Consistency Guarantees:

  • Eventual consistency for pushed tweets: Due to async fan-out, there’s a small window where a new tweet exists but hasn’t been pushed to all timelines
  • Strong consistency for pulled tweets: Celebrity tweets are fetched directly from DB at read time
  • No duplicate tweets: The timeline service deduplicates by tweet ID during merge
  • No ordering anomalies: Snowflake IDs eliminate clock synchronization issues

Cache Invalidation Strategy:

When a user unfollows someone, their cached timeline retains old tweets from that user until TTL expiry. This is acceptable because:

  1. The user explicitly chose to unfollow
  2. The stale data naturally ages out
  3. Forced cache invalidation would be expensive

For scenarios requiring stronger guarantees (like blocking), use write-through invalidation: when you block a user, explicitly remove their tweets from your timeline cache.

Timeline Service

class TimelineService:
    def __init__(self, cache: RedisCluster, db: Database):
        self.cache = cache
        self.db = db

    async def get_timeline(
        self,
        user_id: int,
        limit: int = 200,
        cursor: str = None
    ) -> TimelineResponse:
        # Try cache first
        cached = await self.cache.get(f"timeline:{user_id}")
        if cached and not cursor:
            return self._parse_cached_timeline(cached)

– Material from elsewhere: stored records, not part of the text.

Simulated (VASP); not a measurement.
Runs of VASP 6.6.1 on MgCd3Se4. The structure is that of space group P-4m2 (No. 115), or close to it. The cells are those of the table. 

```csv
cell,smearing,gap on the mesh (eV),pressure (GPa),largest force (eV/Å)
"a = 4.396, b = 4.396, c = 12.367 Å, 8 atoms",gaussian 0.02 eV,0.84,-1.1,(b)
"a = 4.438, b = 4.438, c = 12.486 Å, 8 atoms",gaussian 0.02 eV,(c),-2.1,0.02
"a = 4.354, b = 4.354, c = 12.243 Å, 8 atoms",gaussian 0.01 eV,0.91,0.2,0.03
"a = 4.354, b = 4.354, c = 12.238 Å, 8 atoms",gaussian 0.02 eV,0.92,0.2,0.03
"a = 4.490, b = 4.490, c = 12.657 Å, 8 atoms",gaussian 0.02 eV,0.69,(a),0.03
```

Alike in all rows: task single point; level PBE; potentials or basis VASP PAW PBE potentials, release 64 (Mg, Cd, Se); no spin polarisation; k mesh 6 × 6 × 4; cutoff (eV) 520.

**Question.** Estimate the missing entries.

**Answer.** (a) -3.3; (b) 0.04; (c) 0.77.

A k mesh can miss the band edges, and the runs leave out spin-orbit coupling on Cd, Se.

        # Fetch from multiple sources
        following = await self._get_following(user_id)
        tweets = await self._fetch_tweets(user_id, following, limit, cursor)

        return TimelineResponse(
            tweets=tweets,
            cursor=self._generate_cursor(tweets)
        )

    async def _fetch_tweets(
        self,
        user_id: int,
        following: List[int],
        limit: int,
        cursor: str
    ) -> List[Tweet]:
        # Split into celebrities and regular users
        celebrities, regular = await self._categorize_users(following)

        # Fetch in parallel
        celebrity_tweets = await self._fetch_celebrity_tweets(celebrities, limit)
        regular_tweets = await self._fetch_regular_tweets(
            user_id, regular, limit - len(celebrity_tweets), cursor
        )

        # Merge and rank
        merged = self._merge_tweets(celebrity_tweets, regular_tweets)
        return self._rank_tweets(merged)[:limit]

Caching Timeline

Cache timelines with user-specific keys:

CACHE_CONFIG = {
    "timeline_ttl": 3600,        # 1 hour
    "max_timeline_size": 800,    # Store 800 tweets, return 200
    "min_followers_for_fanout": 10000  # Celebrity threshold
}

async def cache_timeline(user_id: int, tweets: List[Tweet]):
    key = f"timeline:{user_id}"
    serialized = serialize_tweets(tweets)

    await self.cache.setex(
        key,
        CACHE_CONFIG["timeline_ttl"],
        serialized
    )

Fan-out Service

The fan-out service distributes tweets to follower timelines:

High-Follower Handling

class FanoutService:
    async def fanout_tweet(self, tweet: Tweet):
        author_id = tweet.author_id
        follower_count = await self.db.fetch_val(
            "SELECT follower_count FROM users WHERE id = $1",
            author_id
        )

        if follower_count > CACHE_CONFIG["min_followers_for_fanout"]:
            # Celebrity: skip fan-out, users pull on read
            await self._mark_tweet__celebrity(tweet)
        else:
            # Regular user: fan-out to all followers
            await self._fanout_to_followers(tweet)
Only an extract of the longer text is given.